This evening's Mosquito raid was particularly disastrous for me because our Ministry was hit.
The whole lovely building on the Wilhelmstrasse was totally destroyed by a bomb. The throne-room, the Blue Gallery and my newly rebuilt theater hall are nothing but a heap of ruins.
I drove straight to the Ministry to see the devastation for myself. One's heart aches to see so unique a product of the architect's art, such as this building was, totally flattened in a second. What trouble we had taken to reconstruct the theater hall, the throne-room and the Blue Gallery in the old style! With what care had we chosen every fresco on the walls and every piece of furniture!
And now it has all been given over to destruction.
In addition, fire has now broken out in the ruins, bringing with it an even greater risk, since 500 bazooka missiles are stored underneath the burning wreckage. I do my utmost to get the fire brigade to the scene as quickly and in as great strength as possible, so as at least to prevent the bazooka missiles exploding.
As I do all this I am overcome with sadness. It is 12 years to the day—13 March—since I entered this Ministry as Minister. It is the worst conceivable omen for the next twelve years.
Joseph Goebbels, Germany’s Minister Of Public Enlightenment And Propaganda, writing in his diary on 13 March 1945
There were not to be another twelve years, either for Goebbels or for the Ministry. There were to be only another 49 days.

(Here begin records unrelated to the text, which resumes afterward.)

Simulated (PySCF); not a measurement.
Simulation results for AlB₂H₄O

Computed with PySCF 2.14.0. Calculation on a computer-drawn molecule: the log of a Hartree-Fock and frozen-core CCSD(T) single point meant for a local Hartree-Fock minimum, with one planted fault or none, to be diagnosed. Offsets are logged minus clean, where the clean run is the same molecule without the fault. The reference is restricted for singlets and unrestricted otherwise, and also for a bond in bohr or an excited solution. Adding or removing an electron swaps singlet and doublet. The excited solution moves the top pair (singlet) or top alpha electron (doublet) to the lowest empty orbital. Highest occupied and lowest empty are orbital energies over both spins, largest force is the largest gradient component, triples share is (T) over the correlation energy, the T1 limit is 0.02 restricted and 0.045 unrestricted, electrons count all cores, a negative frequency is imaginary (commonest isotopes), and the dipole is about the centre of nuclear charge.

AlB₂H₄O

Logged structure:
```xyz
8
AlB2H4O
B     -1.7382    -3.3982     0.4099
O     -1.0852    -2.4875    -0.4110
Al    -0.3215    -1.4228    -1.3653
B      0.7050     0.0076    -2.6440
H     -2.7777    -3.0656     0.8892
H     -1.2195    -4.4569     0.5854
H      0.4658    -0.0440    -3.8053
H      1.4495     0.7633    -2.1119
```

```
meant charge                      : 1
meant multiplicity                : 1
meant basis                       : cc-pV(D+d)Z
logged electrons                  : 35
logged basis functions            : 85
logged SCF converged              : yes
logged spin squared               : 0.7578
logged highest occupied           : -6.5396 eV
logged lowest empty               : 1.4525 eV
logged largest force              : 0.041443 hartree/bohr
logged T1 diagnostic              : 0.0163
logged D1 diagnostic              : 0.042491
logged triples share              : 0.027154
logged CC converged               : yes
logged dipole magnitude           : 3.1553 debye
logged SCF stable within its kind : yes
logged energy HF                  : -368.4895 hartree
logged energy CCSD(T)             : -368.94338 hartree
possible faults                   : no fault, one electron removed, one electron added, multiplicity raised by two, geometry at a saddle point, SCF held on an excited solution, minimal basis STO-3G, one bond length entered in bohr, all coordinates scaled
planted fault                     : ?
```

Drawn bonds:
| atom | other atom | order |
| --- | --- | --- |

The bombing of the Ministry Of Public Enlightenment And Propaganda occurred on the night of March 12/March 13, 1945. When Goebbels, in his diary entry of March 13, wrote of “this evening’s Mosquito raid”, he was actually referring to the raid of the previous night.
The photograph below shows the bombed Ministry building on 13 March 1945, the day after the overnight bombing raid.
As may be seen in the photograph, much of the bomb damage had already been cleared from Berlin’s streets. Even in the very last days of the war, workers throughout Germany cleared city streets of rubble within hours of air raids; such efficiency was remarkable.
Goebbels’s Ministry occupied two buildings. The original Ministry building, Leopold Palace (also known as Ordenspalais), was the building destroyed on the night of March 12/March 13.
Leopold Palace had been purchased by the German government in 1919 to serve as a government press building. Leopold Palace previously had served as home to various princes of the Hohenzollern crown; with the collapse of the Hohenzollern dynasty in November 1918, the German government decided to make use of the structure, and turned it into a government building. This accounts for Goebbels’s unlikely references to a throne room, a blue gallery and a theater in his Ministry building—all were remnants of the building’s royal past.
A modern annex for the Ministry was constructed during the 1930s and was repeatedly enlarged, even during wartime; the modern annex only reached its final form under Goebbels in 1942 (and was to be enlarged yet again after the war by East Berlin authorities). The modern annex suffered damage during the same air raid that destroyed Leopold Palace, but the modern annex was neither destroyed nor burned out. The modern annex still stands, and remains in use; it today houses one of Germany’s many federal agencies.
Whenever persons encounter, in books or online, photographs of Goebbels’s Ministry, the photographs invariably depict the 1930s annex and not Leopold Palace.
The ruins of Leopold Palace were dynamited and bulldozed by the East German government in 1947. Nothing of Leopold Palace remains in present-day Berlin.
The photograph below shows one of the grand public rooms of Leopold Palace in 1926.
As Goebbels mentioned in his diary, his Ministry had restored Leopold Palace to a lavish standard while Goebbels was Minister. The photograph below, from 1940, shows the theater of Leopold Palace after the Nazi-era restoration.
Goebbels conducted press briefings and other public events in the theater.
It was a very handsome space, featuring design of the highest standard.